What are we talking about from the Wallabies' win over Georgia?
GEORGIAN GRANITE
They say every World Cup campaign has to have its Pontypool.
Referencing Australia’s rain-sodden 9-3 win over Manu Samoa in South Wales, in the ultimately victorious 1991 campaign, we're talking one of those games where you just have to survive, get the win and get out.
Shizuoka was definitely the Wallabies’ Pontypool moment.
Whether Australia has the ability to emulate the 1991 Wallabies and go on and win the World Cup, well, that is a whole different story. They’d certainly have to be much improved next week in quarter-finals.
The standard of Wallabies’ play was not high on a brutally physical night, but there must be an element of acknowledging Georgia’s grit and tenacity. It had plenty to do with the Wallabies' low altitude.
Certainly, it would be a mistake to believe Georgia are a plucky minnow outfit. They’re no backwater team.
Georgians are big and abrasive.
A majority make their living playing professionally in French rugby and they’re universally know as hard men.
They hammered Uruguay and Uruguay beat Fiji. Georgia also gave Wales a decent run.
Georgia’s main problem is the same as many tier two teams - a lack of high-class games.
But when they get a long lead-in in World Cup years, and play top Test rugby for a few months, they amply show why many believe - most firmly the Georgians - that Los Lelos should have Italy’s place in the Six Nations.
They’re disciplined and under Kiwi Milton Haig, are now top-tier fit. You don’t make 200 tackles and only yield in the last five minutes if you’re not fit.
The Georgians didn’t just defend well front-on, where they routinely denied the Wallabies the gainline, but they were very good at shutting down space wide, and they also worked hard to close gaps off inside balls.
In the wet, the Wallabies tried to wear the Georgians down and it is now pretty obvious to everyone they’re a mob who don’t yield easily.
So in the interests of fairness, that’s something we definitely learned in Australia's first ever Test against Georgia.
The Georgians are serious footy people, and if they were given the chance to play off against Italy for a spot in the Six Nations, they’d become even better.
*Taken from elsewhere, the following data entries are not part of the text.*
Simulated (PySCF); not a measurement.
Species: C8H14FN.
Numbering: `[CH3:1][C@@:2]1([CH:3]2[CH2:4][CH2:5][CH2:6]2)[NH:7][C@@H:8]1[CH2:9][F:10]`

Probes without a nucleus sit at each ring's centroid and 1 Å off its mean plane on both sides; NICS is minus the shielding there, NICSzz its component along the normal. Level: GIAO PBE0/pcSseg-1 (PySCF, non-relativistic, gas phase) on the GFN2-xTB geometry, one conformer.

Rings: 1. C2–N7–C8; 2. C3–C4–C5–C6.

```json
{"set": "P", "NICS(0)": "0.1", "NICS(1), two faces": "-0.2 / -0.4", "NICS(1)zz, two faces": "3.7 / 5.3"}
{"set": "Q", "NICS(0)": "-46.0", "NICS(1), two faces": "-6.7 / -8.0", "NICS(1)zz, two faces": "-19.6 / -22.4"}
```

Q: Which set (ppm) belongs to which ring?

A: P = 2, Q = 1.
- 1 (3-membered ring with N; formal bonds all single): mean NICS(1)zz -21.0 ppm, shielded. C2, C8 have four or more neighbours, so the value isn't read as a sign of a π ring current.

But with the quarter-final there is a danger for the Wallabies of over-hyping Georgia and handing out back-pats.
Apart from one defensive lapse, Georgia rarely looked like scoring and were unable to capitalise on a pile of Wallabies errors.
England can mount the same defence, and have the ability to hurt you on turnovers and errors.
MASSIVE ATTACK
It’s probably pretty clear by now that Michael Cheika is not one for yielding either.
So against England in the quarter-finals, don’t expect any sudden change from the running, high-passing game he has been working into the Wallabies for a few years now.
Eddie Jones will be sitting in his new digs and dusting off his old plans about how to exploit the Wallabies’ ambition with a defence-pressure game.
The two old Randwick teammates will duel all week in the verbal wars - it’s already started - and then they’ll send out teams to out-play each other with ultra-contrasting styles.
Asked pre-game if the conditions would bring on a kicking strategy, Michael Cheika said “I don’t know if we have one of those” and though it seemed like a mischievous line, the Wallabies then only kicked twice all half in general play all of the first half.
It meant the Wallabies would carry the ball the whole distance, but with wide attack difficult, route one was the chosen option and Georgia love route one.
The Wallabies back themselves to be fitter than their rivals and to expose gaps with high-tempo attack, be it wide or with forwards hitting the line off nine.
But the forwards were getting repelled and the backs didn’t create much. Again, Georgia’s defence deserves credit but the Wallabies’ attack wasn’t overly challenging, or for the first hour, sufficiently varied.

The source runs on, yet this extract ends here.